LEGO has recently started selling the Boost Powered Up! components separately at LEGO.com, and earlier in the year I was sent a set of them to review.
I wasn't sure how to do so at first, given that on their own they are not terribly exciting, until I had the idea of creating a Great Ball Contraption (GBC) module that used them in some way.
I'm not the first to use the Boost hub for GBC but I've not seen much evidence of widespread use, probably for two reasons: you need a phone or tablet to be constantly connected to it, and because it's battery powered it's not really suitable for use at public displays over several days where machines are expected to run faultlessly non-stop in a circuit of continually flowing balls.
So, if I was to make use of it and create something that could be used at displays I'd have to solve the power problem first. Luckily, I'm adept at wielding a soldering iron so it turned out to be relatively easy.

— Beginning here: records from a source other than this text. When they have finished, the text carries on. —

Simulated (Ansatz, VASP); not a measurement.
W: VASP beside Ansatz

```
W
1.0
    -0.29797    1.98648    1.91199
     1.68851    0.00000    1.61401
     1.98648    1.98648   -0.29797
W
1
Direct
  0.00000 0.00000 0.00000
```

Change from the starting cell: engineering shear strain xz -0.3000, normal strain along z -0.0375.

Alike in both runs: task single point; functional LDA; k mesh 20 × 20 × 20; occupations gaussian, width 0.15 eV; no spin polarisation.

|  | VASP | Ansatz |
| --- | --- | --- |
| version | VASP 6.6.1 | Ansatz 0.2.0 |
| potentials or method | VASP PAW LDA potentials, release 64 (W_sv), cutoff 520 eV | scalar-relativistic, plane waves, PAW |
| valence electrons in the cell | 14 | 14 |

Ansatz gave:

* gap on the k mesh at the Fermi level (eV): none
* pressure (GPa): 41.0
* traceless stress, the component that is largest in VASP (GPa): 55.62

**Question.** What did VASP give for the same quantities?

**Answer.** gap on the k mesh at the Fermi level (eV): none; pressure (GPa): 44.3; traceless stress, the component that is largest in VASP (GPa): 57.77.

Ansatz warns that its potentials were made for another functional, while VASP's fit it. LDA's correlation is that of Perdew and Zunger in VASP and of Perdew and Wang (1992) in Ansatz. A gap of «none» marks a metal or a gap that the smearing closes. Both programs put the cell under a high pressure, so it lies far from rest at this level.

Advisory: This article contains explicit images depicting mutilation and modification of LEGO pieces. If you are of a nervous disposition, do not read any further.
Modifying the Boost hub
If the GBC module was to run for more than an hour or so it would need to be powered from a mains-connected 9v transformer. Originally I intended to drill a hole in the side of the hub and mount a small power socket in it, but the smallest one available is still quite big, and the internals of the hub meant that this was impractical.
So, instead, I cut a 9v power cable in half, mounted it on the bottom, drilled a small hole in the base of the battery compartment and wired it to the battery connectors inside.
I drilled a few more holes through the sections of the battery box so the wires could be routed to the top.
There, I soldered them to the battery connectors, and also put a dab of Gorilla glue under the 9v connector on the bottom to prevent it being pulled off and potentially stretching or breaking the wires.
The form factor of the battery box remains the same so it can be neatly inserted back into the hub, leaving just the bottom connector as evidence of the modification.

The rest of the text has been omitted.